That's not meant as an insult.

This hugely entertaining book is, after all, subtitled "The Education of a Carnival Con Artist." It opens in medias res, in 1967, with 17-year-old Fenton about to come to blows with Jackie Barron -- his best friend, employer and all-around bad influence on the Midwest carnival circuit.

Jackie, you see, just got an inkling that Fenton's been stealing cash scored off the marks roving his attractions.

But then, as Fenton writes, "I'd been skimming money because I'd discovered he was paying me far less than my fair share." Which leaves these complicated friends with their fingers wrapped around the loose parts of a carnival attraction called "The Swinger" -- ready to do some swinging of their own if that roll of cash that just fell out of Fenton's pant leg is what Jackie thinks it is.

It's a brisk start, and emblematic of the rest of the book -- fast-moving, fast-talking, kind of overcooked in the dialogue department. It's also, as befits the subject, grimy and tantalizing.

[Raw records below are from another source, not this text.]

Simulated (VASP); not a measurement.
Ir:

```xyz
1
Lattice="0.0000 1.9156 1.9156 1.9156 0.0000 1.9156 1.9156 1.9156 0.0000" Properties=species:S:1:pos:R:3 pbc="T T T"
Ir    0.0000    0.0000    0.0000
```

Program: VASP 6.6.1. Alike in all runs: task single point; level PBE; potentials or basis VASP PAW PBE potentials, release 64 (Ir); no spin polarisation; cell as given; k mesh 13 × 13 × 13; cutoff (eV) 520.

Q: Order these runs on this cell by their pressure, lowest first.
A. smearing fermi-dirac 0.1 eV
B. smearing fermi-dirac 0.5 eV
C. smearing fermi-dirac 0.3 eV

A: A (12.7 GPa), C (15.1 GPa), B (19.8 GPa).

Mr. Fenton is a published humorist who spent a decade-and-a-half in the employ of The National Enquirer. That, combined with his fast rise as a carnival agent, has polished his prose to a zirconium sheen. There's nary a wasted word in "Eyeing the Flash"; every chapter crackles with structure and punchlines. It's a great read, the sort of book where everyone -- be they teenager or Flat Store-man -- talks in a fast-paced patter that makes them sound, in your mind's ear, like 45-year-old character actors from the Bronx.

To wit: "In life, there are two kinds of people -- ulcer-givers and ulcer-getters," Jackie (a Vitalis-drenched high-school sophomore) tells Pete shortly before handing him a copy of "John Scarne's Complete Guide to Gambling." For Fenton, it's a revelatory moment. The product of a miserable family life -- with a drunk father "who'd tragically tripped and fallen into a vat thick with hops and barley, never to be seen again" -- the author finds he has a misanthropic streak well-suited to the grift.

(Which is, of course, that's why I don't believe a sentence of his book. I should stress here that I'm not calling Fenton a liar: I'm sure all of "Eyeing the Flash" actually happened -- just maybe not with everyone speaking in dialogue so relentlessly sharp. But then, given the subject matter, a little larger-than-life patter is thematically apt, isn't it?)

What follows is a sort of evil Horatio Alger story -- with Pete applying his genius for number-crunching to basement casinos, then to working over saps as a "carnival agent." Throw in on-the-fly elephant-wrangling, scumbags with nicknames like "The Ghost" and "The Flopper," acres of mud and a growing hostility between the two friends, and you have an action-packed read that revels in Fenton's obvious enthusiasm for the con.

Best of all, "Eyeing the Flash" rewards your double-saw with more than a stuffed toy. Fenton excels, really excels, at scene-setting. He's a master of detail. In a few short pages, he gives you a working taxonomy of carny life that lends it a real humanity -- even as he opens the con man's bag of tricks to confirm your worst fears.

This isn't a book with a "redemption arc" for its protagonist. Fenton seems to have genuinely delighted in being, as he puts it, "constitutionally suited to becoming part of an us-versus-them world -- 'us' being the smart folks, cons and carnies; 'them' being the fools, suckers and marks, also known as everyone else on the face of the earth." In fact, the book's final pages are devoted to Jackie and Pete's day-long battle to see who can squeeze the most marks in "a junked-up, neon-lit planet, a tawdry, traveling Times Square where no one cared about who I was or where I came from because they assumed any story I, a fellow carny, told was a lie."

That Pete's "relatively honest" in this world makes him worth Jackie's time. And yours.